535 West 22nd Street, 3rd Floor
New York, NY 10011
Roger Jacoby, Dream Sphinx Opera, 16mm, 8 minutes, 1974
How to Be a Homosexual, Part I, 16mm, 35 minutes, 1980
How to Be a Homosexual, Part II, 16mm, 15 minutes, 1982
Dirty Looks NYC presents a program devoted to Roger Jacoby (1944-1985), known for his gorgeous, hand-processed experimental films. Followed by a discussion with filmmakers Jim Hubbard and Jerry Tartaglia.
Roger Jacoby (1944-1985) began hand-processing films in his bathtub in the early 1970s—films marked by dramatic and gorgeous color, patterning, and texture. Sarah Schulman writes, “Roger was a transitional figure in the history of gay experimental film, bridging from filmmakers who preceded gay liberation, like Kenneth Anger, Broughton, Warhol, George Kuchar, Gregory Markopoulos, and others, to younger makers … whose entire worldview was forged by gay liberation.” His early films do not deal directly with gay identity but parody and criticize heterosexuality, as in Dream Sphinx Opera, which features his then lover and collaborator, Warhol superstar Ondine, frolicking with Sally Dixon in an edenic Victorian garden. Following his relationship with Ondine, Jacoby would advance his experiments with filmmaking and processing in partnership with Jim Hubbard. Jacoby died at the age of forty-one, early into the AIDS epidemic. Weaving together diary footage he began filming in 1979, his final films, the ironically titled How to Be a Homosexual, Part I and Part II mark a significant shift in his filmmaking, as Jacoby turns the camera increasingly on himself.

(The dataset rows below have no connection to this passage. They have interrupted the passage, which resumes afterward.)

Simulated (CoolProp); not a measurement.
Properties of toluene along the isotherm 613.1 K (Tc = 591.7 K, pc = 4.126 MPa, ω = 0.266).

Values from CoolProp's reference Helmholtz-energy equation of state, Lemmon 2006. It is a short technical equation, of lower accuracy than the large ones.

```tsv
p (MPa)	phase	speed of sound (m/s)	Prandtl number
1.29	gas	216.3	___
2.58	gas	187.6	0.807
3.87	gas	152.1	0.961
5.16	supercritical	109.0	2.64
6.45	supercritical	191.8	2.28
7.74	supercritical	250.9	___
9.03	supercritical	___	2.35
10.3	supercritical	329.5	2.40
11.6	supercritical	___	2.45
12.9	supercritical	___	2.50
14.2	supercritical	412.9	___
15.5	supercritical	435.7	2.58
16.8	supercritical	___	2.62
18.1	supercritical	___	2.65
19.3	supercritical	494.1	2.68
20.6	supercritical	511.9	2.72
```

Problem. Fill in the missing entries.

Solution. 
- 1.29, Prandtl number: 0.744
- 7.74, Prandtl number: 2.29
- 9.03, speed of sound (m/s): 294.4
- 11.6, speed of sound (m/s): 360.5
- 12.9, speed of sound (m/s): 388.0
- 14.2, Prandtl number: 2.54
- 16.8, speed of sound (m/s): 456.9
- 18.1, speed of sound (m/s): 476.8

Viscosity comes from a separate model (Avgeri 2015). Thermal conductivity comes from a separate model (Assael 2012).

For this one night screening Dirty Looks brings together Hubbard and filmmaker and archivist Jerry Tartaglia to talk about Jacoby and his work, and to ponder with the audience the current state of the avant-garde and whether or not anyone knows how to be a homosexual anymore.
“Roger Jacoby died November 19, 1985 at the age of 41. Originally a painter, he began making experimental film in New York City in the 1970s. For both aesthetic and financial reasons he began to process his own film footage in the bathtub of his darkened bathroom. After receiving an NEA grant in 1974 he was able to buy a simple processing machine. By maintaining control of the processing, and by using an ‘outdated’ Auricon camera, Jacoby was able to weave texture, color and sound in a highly dramatic way. Many of his films contain the sounds of opera, images of family and often feature his lover of many years, Warhol superstar Ondine.
“On a personal note: My brother, Roger, was the most remarkable person I have ever known. He could turn the mundane into a roller-coaster adventure. His eye for beauty, truth and absurdity brought an unparalleled excitement to my life. Through him I learned about film, met fascinating people, felt glamorous, developed an aesthetic. His films are a testament to his complexity, sincerity, and sense of humor. A wonderful and loyal buddy—I miss him a lot.” — Susan Schiller
Jim Hubbard has been making films since 1974. Recently, he completed United in Anger: A History of ACT UP (2012), a feature-length documentary on the AIDS activist group. He is the cofounder, with Sarah Schulman, of MIX:NYC Queer Experimental Film and Video Festival, as well as the ACT UP Oral History Project. Interviews from the ACT UP Oral History Project have shown at the Carpenter Center for the Arts, Harvard University, and at White Columns. He also created, along with James Wentzy, a nine-part cable television series based on the project. Under the auspices of the Estate Project for Artists with AIDS, he created the AIDS Activist Video Collection at the New York Public Library. His work as an experimental filmmaker includes Elegy in the Streets (1989), Two Marches (1991), The Dance (1992), and Memento Mori (1995). His films have shown at The Museum of Modern Art, The Berlin Film Festival, the London Film Festival, the San Francisco Jewish Film Festival, and the New York, San Francisco, Los Angeles, Tokyo, London, Torino, and many other LGBT Film Festivals.
Jerry Tartaglia is a filmmaker, film archivist and restorer, and writer, whose work in experimental film and queer cinema spans four decades. He cofounded Berks Filmmakers, one of the longest surviving microcinema showcases for experimental media art in the US. In the 1970s he produced his now lost feature film, Lawless, with Warhol superstar Ondine, and assisted Tony Conrad in the manufacture and production of the Yellow Movie series. His cinema is an ongoing examination of identity and media politics through the moving image. The AIDS Trilogy (A.I.D.S.C.R.E.A.M., Ecce Homo, and Final Solutions) made during the early days of the epidemic in America, has been screened around the world. In 1991 he was one of twelve artists who created the Red Ribbon as a symbol of AIDS awareness through the Visual AIDS Artists Caucus, paving the way for awareness ribbons of all kinds. Since the early 1990s, he has worked restoring and preserving the film legacy of Jack Smith, for the Smith Estate and the Barbara Gladstone Gallery. He teaches Cinema, Writing, and Media Production and lives in a stone barn in Eastern Pennsylvania.